Now Is the Time to Start Discussing Rick Barnes' Future at Texas

By Kris Hughes
Brendan Maloney-USA Today Sports

This Texas Longhorns team is young.

Yes, I’m aware.

Give them time to develop– things will get better.

Oh — will they?

The platitudes have worn thin, as the Texas Longhorns were handled with ease at the Frank Erwin Center this afternoon by the Oklahoma State Cowboys — raising more questions about the future of a once-proud program that’s in a tailspin, and will almost certainly miss out on the NCAA Tournament in March for the first time since 1998.

The loss sends Texas to 10-13 overall and 2-8 in Big 12 Conference play with barely any signs of life existing among those playing big minutes, or those asked to come off the bench to provide any sort of spark either on offense or defense.

Slumped shoulders. Puzzled looks. Minimal effort. Bench with its eyes rolling and disinterested looks. All the signs you would expect of a team that’s already thrown in the towel and given up– and it’s not the first time.

While, for some reason, Rick Barnes has gotten a pass on the performance of this team so far, I refuse to continue to grant that to him. Ultimately, every team is a direct reflection of their coach and the ability he has — or, in this case, doesn’t have — to get through to his players and motivate them to play to their greatest potential.

The mistakes Texas made in their early-season loss to Chaminade back in November in the Maui Classic are the same mistakes they made today in their eighth Big 12 loss to Oklahoma State. With young teams, there is a general expectation among fans that early-season mistakes will not be replicated in mid-February.

This is a direct reflection on coaching.

The eye test suggests that Rick Barnes has lost this team. Period.

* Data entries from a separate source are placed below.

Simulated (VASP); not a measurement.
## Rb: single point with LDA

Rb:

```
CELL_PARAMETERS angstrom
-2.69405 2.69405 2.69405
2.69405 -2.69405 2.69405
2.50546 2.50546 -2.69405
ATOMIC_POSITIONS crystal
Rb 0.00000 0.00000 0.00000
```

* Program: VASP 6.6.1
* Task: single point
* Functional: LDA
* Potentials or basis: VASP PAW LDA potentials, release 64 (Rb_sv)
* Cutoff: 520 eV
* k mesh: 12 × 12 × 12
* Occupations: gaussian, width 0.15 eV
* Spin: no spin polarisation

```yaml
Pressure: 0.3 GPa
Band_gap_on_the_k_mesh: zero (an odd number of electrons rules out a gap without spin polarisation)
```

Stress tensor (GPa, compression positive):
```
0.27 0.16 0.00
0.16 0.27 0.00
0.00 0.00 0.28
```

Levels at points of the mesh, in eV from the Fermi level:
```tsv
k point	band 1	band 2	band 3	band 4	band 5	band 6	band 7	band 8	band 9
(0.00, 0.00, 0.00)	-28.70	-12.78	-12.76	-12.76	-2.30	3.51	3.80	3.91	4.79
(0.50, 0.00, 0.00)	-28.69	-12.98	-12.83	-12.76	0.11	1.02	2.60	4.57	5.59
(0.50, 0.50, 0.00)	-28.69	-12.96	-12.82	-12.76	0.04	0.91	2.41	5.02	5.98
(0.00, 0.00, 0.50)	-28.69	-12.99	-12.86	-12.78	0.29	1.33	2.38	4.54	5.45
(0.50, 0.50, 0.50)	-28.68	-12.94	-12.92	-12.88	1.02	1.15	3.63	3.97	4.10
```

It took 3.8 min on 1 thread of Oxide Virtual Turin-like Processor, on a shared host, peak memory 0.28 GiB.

I don’t care about Johnathan Holmes‘ season-ending injury or the suspension to Myck Kabongo. Sure, these are unfortunate situations which created some adversity — but every single team faces adversity. The reflection of a successful team that is well-coached and engaged is how they turn negatives into a positive.

This isn’t happening in Austin any longer.

When is it okay to start discussing Rick Barnes’ future at Texas?

In my opinion, now.

The Texas athletic administration shouldn’t be willing to give him next season — but they more than likely will be — and the beat will roll on as a program that once appeared to be on the rise continues to slip into non-relevance.